People could then choose among the already existing error handlers ('strict', 'ignore', 'replace', 'xmlcharrefreplace') or register their own ones via the codecs module.
These could be passed through from listdir or getenv to str.
[Side questions:
- 'xmlcharrefreplace' is not in the 3.0 LibRef doc or doc string. Should it be or is 'xmlcharrefreplace' an addition for a later version.
- A garbage value for errors (such as 'blah') is silently ignored (so I cannot test the above). Intended or a bug?]
Someone else proposed a new option 'warn', which Guido has accepted to be the default instead of the current 'ignore'. It could not be passed through (unless str were changed or something registered). I believe the implementation of that would be to call str with 'strict' but catch errors and warn instead. Whether there should be 1 warning for each problematic bytes encountered or 1 for each listdir (or whatever) call, possibly with the number of problems, I leave to others to decide.
Such application specific error handlers could then also apply whatever fancy round-trip safe encoding of non-decodable bytes to Unicode escapes, private code points, etc. as seen fit by the application.

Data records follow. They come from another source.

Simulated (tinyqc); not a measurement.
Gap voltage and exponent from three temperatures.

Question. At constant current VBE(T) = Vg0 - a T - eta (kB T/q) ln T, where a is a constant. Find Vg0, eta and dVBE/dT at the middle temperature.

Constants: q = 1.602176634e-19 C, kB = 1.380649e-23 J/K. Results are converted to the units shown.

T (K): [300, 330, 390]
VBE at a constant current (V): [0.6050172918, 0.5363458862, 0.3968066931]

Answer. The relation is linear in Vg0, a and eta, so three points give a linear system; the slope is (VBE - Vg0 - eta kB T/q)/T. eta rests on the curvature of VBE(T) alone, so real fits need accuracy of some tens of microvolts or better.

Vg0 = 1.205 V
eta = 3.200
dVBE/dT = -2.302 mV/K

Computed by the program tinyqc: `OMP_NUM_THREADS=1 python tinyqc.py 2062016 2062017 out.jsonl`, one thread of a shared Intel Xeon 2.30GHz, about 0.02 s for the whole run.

Perhaps we should also add an ''encoding'' parameter that can be set on a per directory basis (if necessary) and defaults to the global file system encoding.
That could also be passed through, but I will lets others make the argument for it.
If an application hits directory that is known to cause problems, it could then chose to receive the file names in a different, more suitable encoding. This allows implementing fallback mechanisms with a list of common encodings for a locale.